With her hair tightly tucked in a pony and clad in a loose, long denim shirt, Mehak Ashraf from Kashmir comes across as just any other young girl from Srinagar. However, in the twinkling of an eye, an expression of utmost concentration appears on her face, as she transforms into a confident rapper, and sings:
Mehmood-ul-Hassan whose two sons were killed
On spot, it is full of oppression
Cries mother, father and sister, they are living in oppression
Their loved ones are no more, now they are living in depression
In Kashmir, it is a policy of alienation and deprivation
Mehak is not a seasoned voice, but is only 19, and articulates the suppressed feelings of the next generation that feels itself isolated and alienated from the mainstream.

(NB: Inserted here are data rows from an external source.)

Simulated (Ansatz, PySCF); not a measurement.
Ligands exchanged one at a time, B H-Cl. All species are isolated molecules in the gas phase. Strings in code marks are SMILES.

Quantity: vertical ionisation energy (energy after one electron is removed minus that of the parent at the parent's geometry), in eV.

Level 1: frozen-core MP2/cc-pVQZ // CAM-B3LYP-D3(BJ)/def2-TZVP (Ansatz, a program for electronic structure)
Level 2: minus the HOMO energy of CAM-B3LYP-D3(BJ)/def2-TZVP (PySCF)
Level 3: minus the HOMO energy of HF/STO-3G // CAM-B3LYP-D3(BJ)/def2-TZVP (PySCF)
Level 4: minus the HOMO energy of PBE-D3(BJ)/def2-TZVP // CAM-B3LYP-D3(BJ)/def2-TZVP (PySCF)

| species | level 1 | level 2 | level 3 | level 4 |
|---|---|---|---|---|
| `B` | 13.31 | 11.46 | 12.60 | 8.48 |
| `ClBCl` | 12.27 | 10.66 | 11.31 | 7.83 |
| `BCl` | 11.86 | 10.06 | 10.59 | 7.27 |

Mehak is known as Kashmir’s first female rapper, a voice for the people’s struggles and political consciousness in a valley that has been torn by turmoil for the past three decades. Mehak’s songs are full of anguish and despair that the gen-next of Kashmiri feels about the unabated violence and killings of Kashmiris.
I’m from Kashmir, they take us for fun
I saw a big killer with a gun
Saw my friends body in a slum
I miss him, I need him, I love him, I’m sorry, I miss Tasleem
Glad his death wasn’t glorified on film
My valley smells like death alley
Death angel aiming at another individual
Darkness mess up any individual’s visual
She has emerged in a nascent hip-hop scene in Kashmir, where so far only male musicians have garnered a following. Over the years, rappers like MC Kash, Ahmer Javed and Muazzam Bhat have garnered a following, while singers like Ali Saiffudin and Zeeshan Nabi are feted and idolised. To break into this male bastion has been far from easy but Mehak has taken it all in her stride and continued to sing on. Her young audience appreciates her and that fires her up. She makes her own videos in a very creative way.
Hailing from the old city of Srinagar’s Hazratbal area, the teenager popularly known by her stage name Menime is pursuing her Bachelors in Arts from Srinagar’s Women’s College.
Her tryst with rap began in 2016, when the political unrest over the killing of Hizbul Mujahideen commander Burhan Wani ensued in the valley.
“I was in Class IX at that time. Due to the situation, the schools had been shut for six months. It was during those endless days of curfew and strike, I happened to come across the songs of Eminem.” Her rapper name – Menime – is her idol’s name in reverse.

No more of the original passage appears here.